The discharge of treated water from Japan's Fukushima Daiichi NPP is progressing as planned and without any technical concerns, the Task Force set up by the IAEA confirmed after its recent mission to review the safety of the discharge with reference to the international safety standards, two months after it began.
During the mission, the Task Force, composed of IAEA and international experts, reviewed the facilities and equipment installed at the plant site for the purposes of discharging the ALPS (Advanced Liquid Processing System) treated water. The Task Force also held technical discussions with plant operator Tokyo Electric Power Company (Tepco) and staff at the site, and reviewed available data and operational experience from the first two discharges that took place between August and October.
During the mission the Task Force also met with Japan’s Ministry of Economy, Trade & Industry (METI) and the Nuclear Regulation Authority (NRA).
The IAEA’s comprehensive report issued in July found Japan’s plan for handling the treated water to be consistent with international safety standards and that the release as planned would have a negligible radiological impact to people and the environment. It was a culmination of two years of work by the IAEA Task Force, which includes external experts from 11 countries – Argentina, Australia, Canada, China, France, the Marshall Islands, the Republic of Korea, the Russian Federation, the United Kingdom, the United States and Viet Nam.
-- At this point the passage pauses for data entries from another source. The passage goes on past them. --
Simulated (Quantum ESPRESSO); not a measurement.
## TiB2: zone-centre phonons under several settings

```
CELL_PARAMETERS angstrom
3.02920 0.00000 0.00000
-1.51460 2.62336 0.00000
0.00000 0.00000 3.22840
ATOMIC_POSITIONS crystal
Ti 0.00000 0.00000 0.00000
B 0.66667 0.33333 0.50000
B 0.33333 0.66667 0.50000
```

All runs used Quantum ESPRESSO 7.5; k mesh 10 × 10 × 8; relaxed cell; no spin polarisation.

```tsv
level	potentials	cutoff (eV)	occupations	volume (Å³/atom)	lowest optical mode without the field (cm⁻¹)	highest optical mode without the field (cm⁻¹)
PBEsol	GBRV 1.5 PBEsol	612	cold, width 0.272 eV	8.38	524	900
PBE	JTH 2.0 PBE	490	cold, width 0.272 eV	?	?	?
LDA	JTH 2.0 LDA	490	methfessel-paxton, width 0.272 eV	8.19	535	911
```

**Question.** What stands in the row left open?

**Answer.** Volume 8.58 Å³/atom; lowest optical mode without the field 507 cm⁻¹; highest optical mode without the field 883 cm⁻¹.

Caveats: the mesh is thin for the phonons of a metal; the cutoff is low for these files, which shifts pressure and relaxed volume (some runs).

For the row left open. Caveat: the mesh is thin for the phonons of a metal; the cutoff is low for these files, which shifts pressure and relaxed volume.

“The IAEA’s comprehensive report was a significant milestone regarding the phase prior to the release, but it is not the end of our work,” said Lydie Evrard, IAEA Deputy Director General and Head of the Department of Nuclear Safety & Security. “The IAEA is now focussing on ongoing and long-term activities to review Japan’s continued application of the relevant international safety standards. The IAEA safety review, including monitoring and corroboration activities, will continue to proceed in an independent, objective, science-based and transparent manner, during the discharge and after.”
The four-day Task Force visit was preceded by IAEA experts and international scientific observers conducting the first extensive sampling of the marine environment near the NPP since the start of the treated water discharges. These samples will be used to corroborate Japan’s environmental monitoring and to confirm Japan’s capability to determine any changes in the levels of radionuclides in the marine environment since the water discharges began. This sampling, independent analysis and data evaluation work is one aspect of the Agency’s safety review.
During its visit to the plant, the Task Force performed a walkdown of the water discharge facilities. Accompanied by Tepco staff, the Task Force observed the tanks holding the water prepared for discharge, the transfer pumps driving the water through the discharge system, the emergency isolation valves and the control room where the process is monitored 24/7 by Tepco staff. The Task Force also examined the radiation monitors and flow rate detectors feeding live data to the IAEA’s dedicated real time monitoring page.
Gustavo Caruso, Chair of the Task Force, said the technical assessment this week focused on the interface between the IAEA’s safety review before and during the discharge. “Our comprehensive approach allows the Task Force to make direct observations on site to link what is happening now that the water is being discharged against our conclusions from the comprehensive report,” said Caruso. “No issues were identified during our visit to the facilities this week and we will continue our review to assess whether the IAEA’s findings from our comprehensive report remain valid.”
Conducting regular Task Force review missions is one way in which the IAEA will continue its multiyear safety review. IAEA Director General Grossi agreed in July with Japan that the Agency will also continue its monitoring and assessment of the process, to continuously staff the IAEA Fukushima Daiichi NPS Office, perform ongoing review missions, corroborate Japan’s source and environmental monitoring programmes, and continue outreach and awareness activities.
The main outcomes from the Task Force’s mission this week will be summarised in a report to be made publicly available by the end of the year.